Reporter: Force Under Fire

The shooting of an unarmed teenager in Missouri has sparked a national conversation about the use of excessive force by police.

Elmwood Avenue rarely sleeps, but the sharp cry of pain was enough to rouse John Prince’s curiosity. Outside, Prince saw a man in handcuffs as undercover Providence police officers prepared to transport him. In the heavily policed neighborhoods of South Providence, an arrest was hardly remarkable.

But what Prince saw next disturbed him. A community organizer for Direct Action for Rights and Equality (DARE), Prince took out his cell phone to videotape police detaining two women who had happened by, and searching them with what Prince described as less-than-professional zeal:
“He’s all in the ladies’ waistbands. There was no female officer,” Prince says. “When they asked the women to pull their shirts up and shake their boobs, that let me know that they were taking their jobs beyond the call of duty.”
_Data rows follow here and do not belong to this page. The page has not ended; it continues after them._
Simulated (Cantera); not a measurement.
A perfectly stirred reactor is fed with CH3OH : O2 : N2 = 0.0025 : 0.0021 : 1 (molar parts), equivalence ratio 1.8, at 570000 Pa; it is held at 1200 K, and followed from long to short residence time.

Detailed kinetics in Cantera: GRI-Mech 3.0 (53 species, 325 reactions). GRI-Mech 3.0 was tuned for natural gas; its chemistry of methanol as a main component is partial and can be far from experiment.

The officers then turned their attention to Prince. They wanted to know his name and why he was recording them. Prince, feeling secure within the borders of his property and the United States Constitution, declined to answer. The officers identified themselves as “Obama” and “John Doe.” One was dispatched to retrieve the phone, Prince says. After a tussle in the hallway of Prince’s home, the officers took the phone, deleted the video and threw it in the bushes.

The officers departed; the women were not arrested. Prince filed a complaint with the Providence police department’s internal affairs, which was still pending in early November.
“Our officers refute that,” says Providence’s Commissioner of Public Safety Steven M. Pare. “They said that while they were conducting a narcotics investigation with plainclothes officers, Mr. Prince injected himself and became boisterous. They dispute the allegations, and like any other dispute, there is a process to adjudicate that.”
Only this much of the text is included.